| Far right extremist members of Ukraines neo Nazi Azov regiment of the National Guard | MR Online Far-right extremist members of Ukraine’s neo-Nazi Azov regiment of the National Guard

Ukraine is brutally repressing the left, criminalizing socialist parties, imprisoning activists

Originally published: Multipolarista on March 21, 2022 (more by Multipolarista)

Ukraine’s Western-backed government has used Russia’s February 24 invasion to drastically escalate its repression of the left, banning Ukrainian socialist parties and imprisoning left-wing activists.

There are widespread reports of Ukrainian state security services arresting and torturing leftists. Neo-Nazis and far-right extremists have systematically infiltrated Kiev’s police, military, and intelligence agencies since a US-sponsored 2014 coup installed a compliant pro-Western government.

In an early morning speech on March 20, President Volodymyr Zelensky announced that Ukraine’s National Security and Defense Council was banning 11 opposition political parties, half of which are left-wing.

Some of the parties that were criminalized include the Left Opposition, Union of Left Forces, Socialist Party of Ukraine, Progressive Socialist Party of Ukraine, and Party of Socialists.

Zelensky published an English-language transcript of this speech on the official website of the office of the president, boasting of having prohibited the dozen opposition parties.

To justify illegalizing these left-wing forces, the Ukrainian government accused them of being pro-Russian, or having unproven “ties” to Moscow. However, some of these opposition parties have publicly condemned the Russian invasion.

Ukraine, which is under martial law, is using the war with Russia to crush all political opposition. And the U.S. and EU are staunchly supporting the regime as it consolidates absolute power.

On March 20, Zelensky also signed a decree to seize control of all private media outlets, combining them into one state-controlled platform, with a “unified information policy” that ensures no deviation from the official Ukrainian regime propaganda line.

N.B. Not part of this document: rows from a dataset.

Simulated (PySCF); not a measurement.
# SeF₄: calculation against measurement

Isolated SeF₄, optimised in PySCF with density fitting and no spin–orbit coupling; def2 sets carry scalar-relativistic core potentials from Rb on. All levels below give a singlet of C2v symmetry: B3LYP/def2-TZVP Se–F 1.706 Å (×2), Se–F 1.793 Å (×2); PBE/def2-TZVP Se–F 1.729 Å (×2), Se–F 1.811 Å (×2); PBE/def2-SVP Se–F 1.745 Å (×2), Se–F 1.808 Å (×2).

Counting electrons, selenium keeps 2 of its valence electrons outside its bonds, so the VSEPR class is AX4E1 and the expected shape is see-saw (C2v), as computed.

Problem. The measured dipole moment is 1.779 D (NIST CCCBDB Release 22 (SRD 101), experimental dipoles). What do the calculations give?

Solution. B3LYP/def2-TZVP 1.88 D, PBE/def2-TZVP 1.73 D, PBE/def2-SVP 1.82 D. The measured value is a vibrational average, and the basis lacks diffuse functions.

Back in February 2021, more than a year before Russia invaded, Zelensky similarly shut down several TV channels that criticized his government. He subsequently arrested opposition politicians who challenged his iron grip on power, such as the elected lawmaker Viktor Medvedchuk. Zelensky did this with full Western backing.

But this is far from the first time that Kiev has implemented such extremist policies.

After the U.S.-backed “Maidan” coup in 2014, the Ukrainian regime effectively declared war on the left. Kiev banned all communist parties and launched a far-right “decommunization” campaign that made it illegal to be a communist.

Simultaneously, the Western-backed Ukrainian government gave state honors to Ukrainian fascists who had collaborated with Nazi Germany in the Holocaust.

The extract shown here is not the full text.